07 Feb A Text Prediction App in Collaboration with Coursera & SwiftKey
The objective of the capstone project was to (1) build a model that predicts the next term in a sequence of words, and to (2) encapsulate the result in an appropriate user interface using Shiny. You can try out the Text Prediction App on the Shiny server.
Data Cleaning & Preparation
The prediction model is based on three different sources of text (blogs, news, tweets). For the subsequent model building process, I drew a random sample of text and began the data preparation.
An excerpt of text cleaning and other transformations:
- Removal of all non-alphanumeric characters to bypass prevailing encoding issues.
- Flagging end of sentences to avoid that the app makes predictions across sentence boundaries.
- Flagging numbers to eventually remove them (as we want to predict terms).
- Removal of any punctuation except the ‘ in terms like “don’t” or “I’d”.
- Removal of any Internet related content (hyperlinks, emails, retweets).
- Conversion of text to lower case and removal of any unnecessary whitespaces.
As a next step, I created 4 n-gram tables:
- Unigrams: only the top 3 unigrams
- Bigrams: 2,443,099 unique bigrams and their frequencies
- Trigrams: 688,916 unique trigrams and their frequencies
- Quadgrams: 321,218 unique quadgrams and their frequencies
Text Prediction Model
Once a cleaned set of text source was available in form of n-gram tables, I began to implement and test a variety features.
- Most notably, I set up a Katz’s Backoff Model which tries to identify appropriate terms in the largest n-gram table and when without success backs off to the next smaller n-gram table and repeats the process.
- The model recognizes end of sentences (based on ., ? or !) in the user input and proposes an appropriate next term for the beginning of a sentence.
- The app also comes with “evil word” protection by cencoring/hiding predicted terms that represent evil words.
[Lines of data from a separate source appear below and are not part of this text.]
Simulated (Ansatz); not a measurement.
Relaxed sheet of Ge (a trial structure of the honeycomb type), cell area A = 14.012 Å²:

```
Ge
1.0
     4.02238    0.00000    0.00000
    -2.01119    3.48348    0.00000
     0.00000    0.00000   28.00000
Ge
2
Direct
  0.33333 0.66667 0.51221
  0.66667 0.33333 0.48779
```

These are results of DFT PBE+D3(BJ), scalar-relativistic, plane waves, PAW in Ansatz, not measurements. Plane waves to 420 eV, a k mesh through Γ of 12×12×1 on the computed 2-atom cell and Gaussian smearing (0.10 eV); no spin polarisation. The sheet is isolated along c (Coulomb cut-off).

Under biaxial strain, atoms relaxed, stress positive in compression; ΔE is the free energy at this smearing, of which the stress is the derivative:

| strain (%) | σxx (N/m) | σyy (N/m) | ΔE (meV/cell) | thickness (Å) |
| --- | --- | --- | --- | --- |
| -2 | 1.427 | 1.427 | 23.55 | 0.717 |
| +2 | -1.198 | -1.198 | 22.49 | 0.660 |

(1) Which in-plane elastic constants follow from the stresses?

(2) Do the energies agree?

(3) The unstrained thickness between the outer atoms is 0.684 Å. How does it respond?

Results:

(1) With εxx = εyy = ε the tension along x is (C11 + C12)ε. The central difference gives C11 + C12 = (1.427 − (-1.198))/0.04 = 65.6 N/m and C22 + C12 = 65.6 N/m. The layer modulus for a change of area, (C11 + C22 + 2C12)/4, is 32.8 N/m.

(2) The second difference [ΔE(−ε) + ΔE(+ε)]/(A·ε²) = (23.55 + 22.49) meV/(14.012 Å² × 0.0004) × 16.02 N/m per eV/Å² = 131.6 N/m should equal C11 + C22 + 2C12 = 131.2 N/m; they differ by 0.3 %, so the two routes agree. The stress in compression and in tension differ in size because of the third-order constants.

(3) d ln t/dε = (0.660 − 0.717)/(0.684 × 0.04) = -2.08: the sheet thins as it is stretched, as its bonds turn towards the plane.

Performance Benchmark: I utilized the benchmark code by Jan to test the performance of the next term prediction app. My final model performs as follows:
- Overall top-3 score: 17.49 %
- Overall top-1 precision: 12.95 %
- Overall top-3 precision: 21.39 %
The app is extremely intuitive. The user can immediately begin to enter text, see and choose from up to 3 next terms and simply click and add them to the existing message.
The final app offers a variety of benefits to its users:
- It is fast and with an overall top-3 precision score of >21% extremely reliable.
- It offers its users up to 3 next best terms.
- It ships with “evil word” protection.
- It allows native German-speakers to use the app as well (experimental).